Description
The requirement to upcast sum(x)
to the default floating-point dtype with the default dtype=None
currently says (from the sum spec):
If x
has a real-valued floating-point data type, the returned array must have the default real-valued floating-point data type.
The rationale given is "keyword argument is intended to help prevent data type overflows.". This came up again in the review of NEP 56 (numpy/numpy#25542), and is basically the only part of the standard that was flagged as problematic and explicitly rejected.

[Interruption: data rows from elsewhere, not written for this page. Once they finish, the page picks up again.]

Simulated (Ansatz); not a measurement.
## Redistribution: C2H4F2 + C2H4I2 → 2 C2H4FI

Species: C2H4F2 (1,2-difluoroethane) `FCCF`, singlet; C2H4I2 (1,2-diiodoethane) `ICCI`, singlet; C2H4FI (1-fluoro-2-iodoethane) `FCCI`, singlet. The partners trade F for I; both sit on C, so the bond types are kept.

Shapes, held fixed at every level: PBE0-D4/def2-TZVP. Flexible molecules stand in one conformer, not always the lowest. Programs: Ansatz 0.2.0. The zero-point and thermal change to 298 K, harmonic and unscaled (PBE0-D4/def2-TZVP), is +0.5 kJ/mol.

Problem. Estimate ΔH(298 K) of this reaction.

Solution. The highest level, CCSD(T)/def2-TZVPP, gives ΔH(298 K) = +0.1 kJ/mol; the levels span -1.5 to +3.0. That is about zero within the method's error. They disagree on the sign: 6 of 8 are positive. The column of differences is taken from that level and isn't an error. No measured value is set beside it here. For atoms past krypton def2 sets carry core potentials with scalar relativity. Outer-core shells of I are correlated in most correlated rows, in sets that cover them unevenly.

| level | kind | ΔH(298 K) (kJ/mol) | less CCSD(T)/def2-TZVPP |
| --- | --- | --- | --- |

I agree that the standard's choice here is problematic, at least from a practical perspective: no array library does this, and none are planning to implement this. And the rationale is pretty weak, it just does not apply to floating-point dtypes to a similar extent as it does to integer dtypes (and for integers, array libraries do implement the upcasting). Examples:
>>> # NumPy:
>>> np.sum(np.ones(3, dtype=np.float32)).dtype
dtype('float32')
>>> np.sum(np.ones(3, dtype=np.int32)).dtype
dtype('int64')
>>> # PyTorch:
>>> torch.sum(torch.ones(2, dtype=torch.bfloat16)).dtype
torch.bfloat16
>>> torch.sum(torch.ones(2, dtype=torch.int16)).dtype
torch.int64
>>> # JAX:
>>> jnp.sum(jnp.ones(4, dtype=jnp.float16)).dtype
dtype('float16')
>>> jnp.sum(jnp.ones(4, dtype=jnp.int16)).dtype
dtype('int32')
>>> # CuPy:
>>> cp.sum(cp.ones(5, dtype=cp.float16)).dtype
dtype('float16')
>>> cp.sum(cp.ones(5, dtype=cp.int32)).dtype
dtype('int64')
>>> # Dask:
>>> da.sum(da.ones(6, dtype=np.float32)).dtype
dtype('float32')
>>> da.sum(da.ones(6, dtype=np.int32)).dtype
dtype('int64')
>>>
The most relevant conversation is #238 (comment). There was some further minor tweaks (without much discussion) in gh-666.
Proposed resolution: align the standard with what all known array libraries implement today.